Horizon Robotics Inc.
9660 · HKEX · China
Makes AI chips and matching software so Chinese car companies can build self-driving systems without foreign components.
Horizon Robotics designs automotive AI chips, called BPUs, and the Journey compiler that runs on them — the two are built together from the start so that the chip exposes custom instructions only Journey knows how to schedule, meaning an OEM that builds a perception model for one automatically depends on the other. Because those models then enter the 18–24 month AEC-Q100 safety certification process tied to a specific BPU generation, customers like Geely and SAIC are effectively locked to that chip's architecture for the length of a model-year cycle — switching to a rival chip means abandoning Journey workflows, retraining engineers, and restarting the certification clock. The whole system, however, can only be manufactured at the advanced process node TSMC allocated when the BPU was designed, because the power-efficiency targets that justified AEC-Q100 qualification in the first place cannot be met on an older or alternative geometry. If US-China export controls cause TSMC to cut off that node access, the co-design advantage runs in reverse — the Journey compiler is optimized for a chip that can no longer be built, existing qualifications are voided, and the same switching costs that trap OEM customers also trap Horizon on its way to any fallback.

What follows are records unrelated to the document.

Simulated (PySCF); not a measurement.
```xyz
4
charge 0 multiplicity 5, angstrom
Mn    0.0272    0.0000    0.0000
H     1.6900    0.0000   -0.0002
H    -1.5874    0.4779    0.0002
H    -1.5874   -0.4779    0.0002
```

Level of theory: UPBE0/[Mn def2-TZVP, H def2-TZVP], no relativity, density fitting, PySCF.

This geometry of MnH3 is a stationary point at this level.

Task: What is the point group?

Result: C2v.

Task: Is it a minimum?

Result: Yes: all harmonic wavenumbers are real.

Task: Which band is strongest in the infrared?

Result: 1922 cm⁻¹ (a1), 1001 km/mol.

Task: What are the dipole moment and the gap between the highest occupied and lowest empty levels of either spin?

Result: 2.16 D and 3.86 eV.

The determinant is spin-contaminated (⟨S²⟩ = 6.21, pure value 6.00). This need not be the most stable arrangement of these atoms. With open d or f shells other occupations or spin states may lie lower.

How does this company make money?
The company charges automotive OEMs and Tier 1 suppliers a price per BPU chip sold, with the price depending on processing capability and the volume the customer commits to buying. It also collects software licensing fees for the Journey development tools and charges for ongoing technical support contracts that help customers integrate and optimize the chip in their vehicles.
What makes this company hard to replace?
Automotive engineers at OEMs build their entire model development and deployment workflow inside the Journey software environment, using tools written specifically for the BPU. Switching to a rival chip means abandoning those workflows, not just the hardware. It also means restarting the AEC-Q100 safety certification, which takes 18 to 24 months per chip generation. On top of that, validated reference designs and manufacturing relationships already built into the Chinese automotive supply chain create additional practical barriers to changing course.
What limits this company?
TSMC is the only factory that can make the BPU at the precise manufacturing process the chip was designed for. The power efficiency that qualifies the chip for automotive use cannot be achieved on an older or alternative process. TSMC's automotive-grade capacity runs on multi-year allocation cycles, and no amount of money can instantly expand those slots or redirect them to a different factory.
What does this company depend on?
The company cannot operate without TSMC's advanced process node fabrication capacity to manufacture the BPU. It relies on ARM processor IP licensing for the CPU components inside its chips. It needs automotive-grade memory suppliers that meet AEC-Q100 standards. It requires export approvals from China's Ministry of Industry and Information Technology. And the entire product depends on continued development of the Journey software stack and its compiler optimizations.
Who depends on this company?
Chinese automotive OEMs like Geely and SAIC depend on it as their primary source of domestically developed ADAS processing. If it stopped, Tier 1 automotive suppliers would have to redesign their smart driving systems around entirely different chip architectures. Sensor manufacturers that make cameras and LiDAR units tuned to work with the BPU's processing pipelines would lose the optimization support those integrations require.
How does this company scale?
The Journey development tools and AI model libraries can be copied and deployed to any number of customers at almost no additional cost once they are built. What cannot scale cheaply is the deep engineering knowledge required to optimize neural networks for real-time vehicle safety — that expertise takes years to build and cannot be hired or bought quickly.
What external forces can significantly affect this company?
US-China semiconductor export controls are the most direct threat, potentially cutting off access to the advanced design tools and manufacturing processes needed to build the next generation of BPU chips. On the other side, Chinese government mandates pushing domestic car companies to use locally developed technology actively work in the company's favor. Separately, EU and US automotive safety regulations require different validation standards for AI driving systems, which complicates any attempt to sell into export markets.
Where is this company structurally vulnerable?
If US-China export controls force TSMC to cut off advanced manufacturing access for this supplier, the BPU cannot be built at the process node its power targets require. The Journey compiler's optimizations would no longer match whatever fallback chip could be produced. Every existing AEC-Q100 qualification would be voided, and the same lock-in that prevents OEM customers from leaving would also prevent the company from moving its own product to a different fabrication path.